If you are serious about burying fuel, then you’ll need to be serious about the container you’re placing it in. The above photograph shows a common and easy-to-find 264 gallon fuel tote. They are commonly found on farms or around factories and a used or discarded one will be affordable for almost anyone. You’ll need to clean it out thoroughly and check it for leaks or damage just as thoroughly. These totes are perfect for storing diesel or kerosene and the only disadvantages to them are that sunlight degrades the plastic (if you leave it outside, cover it) and you may need to consider something bigger than a shovel if you intend to bury one of them.

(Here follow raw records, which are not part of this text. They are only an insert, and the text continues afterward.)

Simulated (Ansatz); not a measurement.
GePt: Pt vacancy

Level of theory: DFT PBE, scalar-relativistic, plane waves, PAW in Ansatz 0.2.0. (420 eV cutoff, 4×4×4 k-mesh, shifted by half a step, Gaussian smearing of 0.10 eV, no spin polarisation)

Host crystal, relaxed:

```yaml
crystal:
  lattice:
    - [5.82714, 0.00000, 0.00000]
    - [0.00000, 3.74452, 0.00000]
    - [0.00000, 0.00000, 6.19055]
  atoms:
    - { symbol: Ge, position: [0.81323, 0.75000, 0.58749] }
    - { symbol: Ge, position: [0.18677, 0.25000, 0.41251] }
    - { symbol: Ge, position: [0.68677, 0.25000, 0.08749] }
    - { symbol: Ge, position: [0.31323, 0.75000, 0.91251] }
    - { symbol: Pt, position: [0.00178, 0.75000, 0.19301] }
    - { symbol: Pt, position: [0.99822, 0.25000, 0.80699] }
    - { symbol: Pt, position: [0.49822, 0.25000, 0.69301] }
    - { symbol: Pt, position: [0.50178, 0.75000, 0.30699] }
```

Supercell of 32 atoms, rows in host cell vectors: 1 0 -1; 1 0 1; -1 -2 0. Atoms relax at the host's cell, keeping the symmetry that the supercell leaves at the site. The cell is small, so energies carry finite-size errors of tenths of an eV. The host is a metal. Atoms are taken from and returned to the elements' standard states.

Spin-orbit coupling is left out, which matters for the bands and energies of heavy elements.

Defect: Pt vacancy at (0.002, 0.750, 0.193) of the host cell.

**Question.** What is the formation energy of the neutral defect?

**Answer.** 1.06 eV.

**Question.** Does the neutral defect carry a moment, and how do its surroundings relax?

Fifty-five gallon drums are also an option but if you are burying them they NEED to be plastic or galvanized steel to ensure against rust. They are easier to handle and probably easier to find. As with the 264 gallon totes, all one would require is a small hand-operated pump and you’re in business. if you are burying a galvanized steel drum, check for scratches or gouging in the paint and repair if necessary, as this is where rust would begin. Another option would be marine grade fuel tanks such as this Moeller 25 gallon tank.
…or this Moeller 50 gallon model. Moeller has an excellent reputation for quality and one can find strong recommendations from any number of sources.
I felt that I should mention that none of this is a consideration with pressurized LP gas, or propane as it’s more commonly known. Propane is just that, propane. Whether you buy a small canister of propane for a lantern or a large tank for your home’s central heating system there is nothing else inside the can or tank. There is no air and thus no moisture. You can go to your local Wal-Mart, purchase a dozen cans of Coleman brand propane, stick them in the corner of your garage, leave them for 30 years and the propane will burn just the same as it would have on the very day that you bought it. Bear in mind though that propane tanks will rust and that if you cache them underground, you must take every precaution to ensure that they stay dry.
Last but certainly not least, I also felt as though I should mention the possible legalities involving the underground burial of hazardous materials. Every individual is responsible for checking with his/her local, state, provincial and federal authorities regarding the regulations concerning the underground caching of petroleum-based liquid fuels and compliance with these laws is paramount. Even if this is legal in your location, and even if you are properly licensed to store fuel either above ground or underground; any leakage of petroleum products is your responsibility. No matter what country or part of the world you live in; this will probably include clean-up costs, civil penalties including fines and criminal charges involving negligence.
Obeying any relevant laws or regulations ensures both the safety of the environment and the safety of your precious fuels. Filling any type of fuel container these days is never cheap so you’ll want to be downright meticulous is choosing and placing a container.